An idea to implement GPU based vanity address generator safely
Vanity wallet addresses such as multiple leading zeros wallet addresses (0x00000…) have many advantages. One of them is that it helps reduce gas usage on each transaction. For this reason, many MEV bots are using this kind of address. Not only are MEV bots using this, but typical users looking to own a good-looking wallet address are also using this.
We can generate these addresses using tools such as Vanity-eth and Profanity. Profanity is much faster than Vanity-eth in a magnitude of a thousand times as it uses GPU. However, Profanity has been hacked. So, it is best to stay away from Profanity as of now. We must first learn how it gets hacked to fix the issue.
To generate a wallet, one must generate a private key. A private key is simply a 32 bytes number. The safest way to generate a private key is to generate a completely random 32 bytes number. In total, there are 2²⁵⁶ different private keys.
How does Profanity get hacked?
Profanity uses a randomized seed to generate many deterministic wallet addresses correlated to that seed. However, there are only 2³² (approximately 4 billion) different seeds. Its entropy is limited. We have calculated in our previous blog that it requires less than three days for an enormous mining farm to brute force all wallets generated by Profanity up to six leading zeros.
If we look at the code on how Profanity created its seed, only a random number of size uint32 is created from rd(). The final four 64-bit seed (combined to 256-bit) is deterministically calculated from the first uint32 seed.
Why doesn’t Profanity simply random bytes32 to get a fully randomized private key?
That is because all computations done by GPU must be deterministic. The CPU computations are also deterministic by design, but it has access to more external data sources, such as date and time, than the GPU. Hence it can provide better randomness.
Because of these reasons, the CPU must provide a random seed to the GPU. GPU will use provided random seed to generate wallet addresses deterministically from that seed.
How to fix the Profanity issue?
To fix the issue used in the Profanity hack, you need to increase the entropy of the random seed to be at least 2²⁵⁶. We can do it by combining multiple uint32 (2³²) seeds to get a final result. We must combine at least eight uint32 seeds to have 2²⁵⁶ different seeds required.
Next, implement “Marsaglia’s xorshift” or “xorwow” algorithm to have an efficient uniform pseudo-random number generator. Eventually, the CURAND library has provided an easy-to-use interface for the “xorwow” algorithm.

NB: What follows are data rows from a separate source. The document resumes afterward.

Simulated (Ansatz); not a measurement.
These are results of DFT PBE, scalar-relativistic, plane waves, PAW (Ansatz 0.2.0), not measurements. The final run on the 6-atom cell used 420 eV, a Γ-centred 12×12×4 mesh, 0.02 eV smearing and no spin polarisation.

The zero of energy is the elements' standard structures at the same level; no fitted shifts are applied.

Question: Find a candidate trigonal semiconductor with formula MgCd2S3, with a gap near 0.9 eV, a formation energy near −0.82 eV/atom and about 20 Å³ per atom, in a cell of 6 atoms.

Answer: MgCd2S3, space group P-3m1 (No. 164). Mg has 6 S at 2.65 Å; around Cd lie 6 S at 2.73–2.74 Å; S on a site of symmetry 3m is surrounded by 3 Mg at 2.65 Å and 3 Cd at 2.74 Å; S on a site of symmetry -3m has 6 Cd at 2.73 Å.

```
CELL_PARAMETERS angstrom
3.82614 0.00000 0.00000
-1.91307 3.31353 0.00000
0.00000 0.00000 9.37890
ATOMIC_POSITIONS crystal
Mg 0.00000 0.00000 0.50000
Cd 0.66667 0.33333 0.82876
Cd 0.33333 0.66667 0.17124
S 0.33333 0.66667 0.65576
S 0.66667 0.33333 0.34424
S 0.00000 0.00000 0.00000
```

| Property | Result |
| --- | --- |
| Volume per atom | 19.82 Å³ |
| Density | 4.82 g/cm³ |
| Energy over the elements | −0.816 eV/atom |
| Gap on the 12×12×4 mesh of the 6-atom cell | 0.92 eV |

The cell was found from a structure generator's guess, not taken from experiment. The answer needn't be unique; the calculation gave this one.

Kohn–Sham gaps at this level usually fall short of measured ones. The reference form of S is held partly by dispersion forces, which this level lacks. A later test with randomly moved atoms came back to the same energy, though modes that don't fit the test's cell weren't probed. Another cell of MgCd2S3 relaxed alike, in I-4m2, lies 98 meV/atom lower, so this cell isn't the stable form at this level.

Afterward, combine each random number generated from each thread of GPU to get the final private key, a randomized 32 bytes number (2²⁵⁶ different private keys).
Let’s dive deep into the implementation of each step.
Passing eight different seeds to the GPU
First, Profanity will generate a 256-bit initial seed divided into four 64-bit numbers. Since the initial seed is a 256-bit number, the initial seed is a private key itself. GPU will then use these four 64-bit seed numbers to calculate other private keys deterministically.
Instead of passing a random number from std::random_device to std::mt19937_64, then using the same random number from std::mt19937_64 as a seed to generate four 64-bit numbers (Represent each part of a 256-bit seed), you should generate eight 32-bit numbers directly from std::random_device and then use these numbers to built 64-bit numbers as shown below.
BlackTrace has implemented this step in a Profanity forked repository: https://github.com/BlackTrace/profanity/issues/1.
Implementing “Marsaglia’s xorshift”
“Marsaglia’s xorshift” is an algorithm to generate random numbers with uniform distribution from a seed.
This algorithm is done in a recursive way where a previous random number is used as a seed, and the first seed is generated externally from the CPU.
We will pass each part of the seed (four 64-bit numbers) from the previous step to the rand_xorshift function. rand_xorshift will provide a random number. This number is calculated deterministically from the randomized seed so we can treat the returned number as randomized. The returned number will be recursive as a seed to generate the next random number by passing it to rand_xorshift. This recursive pattern can generate an infinite amount of numbers.
uint rand_xorshift(uint rng_state){
rng_state ^= (rng_state << 13);
rng_state ^= (rng_state >> 17);
rng_state ^= (rng_state << 5);
return rng_state;
}
Credit: https://towardsdatascience.com/how-to-generate-a-vector-of-random-numbers-on-a-gpu-a37230f887a6
Use the CURAND library for “xorwow” (Optional)
“xorwow” is an improvement of “Marsaglia’s xorshift” algorithm. “xorwow” is adding Weyl sequence to the output of “Marsaglia’s xorshift” to amplify the uniformness. The xorwow generator is the CUDA’s default generator in the CURAND library. There is an excellent lecture about the CURAND library at https://wlandau.github.io/gpu/lectures/curand/curand.pdf.
Evaluating the private key against the criteria
The private key generated currently consists of four 64-bit numbers. We calculated the required metrics, such as the number of leading zeros for each 64-bit number generated. Next, combine each metric to get the final metrics. For example, number of leading zeros for each 64-bit number is incorporated into the number of leading zeros for the 256-bit number. If it is better than the previously known best or passes a criteria cutoff, we choose that seed for the next step. Otherwise, we filtered it out.
Combining results to get the final private key
Each private key that passes the criteria will have four 64-bit numbers returned to the CPU. CPU will merge these 64-bit numbers to get a 256-bit private key. The private key will be used as an output by printing to the console.
Summary
Profanity is a vanity wallet address, such as an address with multiple leading zeros (0x0000…) generation tool. Profanity is using GPU to accelerate its performance. Nevertheless, Profanity is hacked with total damage of more than $160M. It is hacked because Profanity randomness is limited to a 32-bit seed number. To fix this, we must pass eight different 32-bit seed numbers combined to get a fully-randomized 256-bit seed number split into four 64-bit numbers to fit the GPU requirement. Each 64-bit number is repeatedly passed into the “xorshift” or “xorwow” algorithm to get limitless 64-bit random numbers from a single seed. Each 64-bit number is evaluated against criteria. If the evaluation is passed, these numbers will be passed on to the CPU to merge into a 256-bit private key.